Sisters and brothers, it behooves us to read up on Venus. Professor Thomas Jefferson Jackson See says there are or may be folks on Venus waiting for us to send them greetings or trying in their Venusian way to communicate with us. Peering through his big telescope, Professor See has noted on Venus conditions which make him think and declare boldly that the planet is not only habitable, but is probably inhabited by some sort of intelligent beings. Professor See has embodied or imbedded his views on Venus in a volume recently issued on “Researches on the Evolution of the Stellar Systems.” This is asserted to be “the only great standard treatise on cosmogony ever published and one of the most epoch making works on astronomy that has appeared since the age of the Greeks.” So you see it is a great work, and it is attracting much attention among the wise men whose business it is to study the heavens and tell us the latest news from Mars and Jupiter and Saturn and the other planets.

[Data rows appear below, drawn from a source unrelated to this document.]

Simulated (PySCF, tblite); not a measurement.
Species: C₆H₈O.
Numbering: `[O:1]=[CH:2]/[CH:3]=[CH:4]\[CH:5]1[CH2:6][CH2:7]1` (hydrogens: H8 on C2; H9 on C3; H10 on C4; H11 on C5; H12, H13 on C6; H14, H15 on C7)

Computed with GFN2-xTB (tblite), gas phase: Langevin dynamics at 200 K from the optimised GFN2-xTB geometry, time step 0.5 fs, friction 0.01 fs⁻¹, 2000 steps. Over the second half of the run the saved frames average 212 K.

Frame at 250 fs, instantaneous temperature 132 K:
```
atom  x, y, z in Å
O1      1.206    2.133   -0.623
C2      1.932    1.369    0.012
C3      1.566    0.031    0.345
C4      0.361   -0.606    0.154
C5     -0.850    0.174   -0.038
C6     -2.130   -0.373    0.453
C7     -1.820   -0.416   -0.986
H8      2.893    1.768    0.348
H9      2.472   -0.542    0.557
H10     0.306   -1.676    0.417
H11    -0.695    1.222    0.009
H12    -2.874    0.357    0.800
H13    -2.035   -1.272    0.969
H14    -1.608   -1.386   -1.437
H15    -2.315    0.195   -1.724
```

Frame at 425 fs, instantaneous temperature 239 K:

Professor See’s standing in the scientific world is high, so high that his work has commanded the most respectful attention among astronomers and other learned folk. He is a master of arts, a master of literature, a master of science and a doctor of philosophy, and he has charge of the United States naval observatory at Mare Island, California. When, therefore, he speaks about Venus it is with the voice of great authority. He says:

“And just as the earth never rotated very rapidly and has not been appreciably retarded by the effects of tidal friction, so also Venus likewise has escaped a corresponding retardation of axial rotation and still rotates in 23 hours 21 minutes, as has been held by observers since the days of Cassini, 1667. Accordingly it follows that the conditions on this planet are more like those of the earth than any other body of our system. Mars rotates forty-one minutes slower than the earth, while Venus rotates thirty-five minutes faster, and as the former planet is about as much outside of the earth’s orbit as the latter is inside there is seen to be a profound physical cause which has operated to establish the period of 33 hours 21 minutes, first inferred from observations taken over two centuries ago. The planet Venus therefore is habitable, and probably inhabited by some kind of intelligent beings.”

According to mythology, Mars and Vulcan got into quite a row over the goddess Venus. It is a sad duty to record that in these modern enlightened days two eminent astronomers are differing about Venus. While Professor See asserts in his big book his firm belief that Venus is habitable, or, in fact, inhabited by sentient beings, Professor Percival Lowell, he of Mars fame, makes assertions which if supported will render Professor See’s position quite untenable. According to Professor Lowell, Mars is the only planet outside of our own that contains the possibility of organized life. He declares that Mercury and Venus are in their dotage as planets, being already dead and dried up worlds; that Mars is rapidly reaching the stage when life no longer will be possible on its surface and that our own beloved earth is next on the toboggan of life, almost ready, geologically speaking, to take the swift slide that ends in lifeless oblivion, beyond the hope of physical resurrection. “Only self centered ignorance sustains our self conceit that we are something peculiar in nature’s scheme,” says Professor Lowell. “Our peculiarity consists in so thinking. Jupiter, Saturn, Uranus and Neptune are too young yet [to sustain life]. Venus and Mercury, though ostentatiously open, are too old to have anything to reveal.”

Professor See’s position is also held by Professor Pickering, the famous Harvard astronomer. “There are many physical reasons for thinking that if any other planet besides the earth is inhabited it is probably Venus,” says the Cambridge man.

It is a pretty quarrel as it stands, with issues and reasoning too vast and too complicated to be understood of the ordinary intellect. In it are involved matters of the deepest religious belief as well as questions of the utmost earthly seriousness. If the earth’s life is within measurable distance of annihilation – reckoning time by geological eras, remember, not by our infinitesimal years – if Venus has preceded us on the way to cosmical death, if Jupiter is, as Professor Lowell asserts, a “huge baby of a world still in its swaddling clothes,” with possibilities of developing life as we know it or in some other form, who shall measure the effects of these theories on the views which our remote descendants shall take of life on this earth, in other worlds and in the hereafter?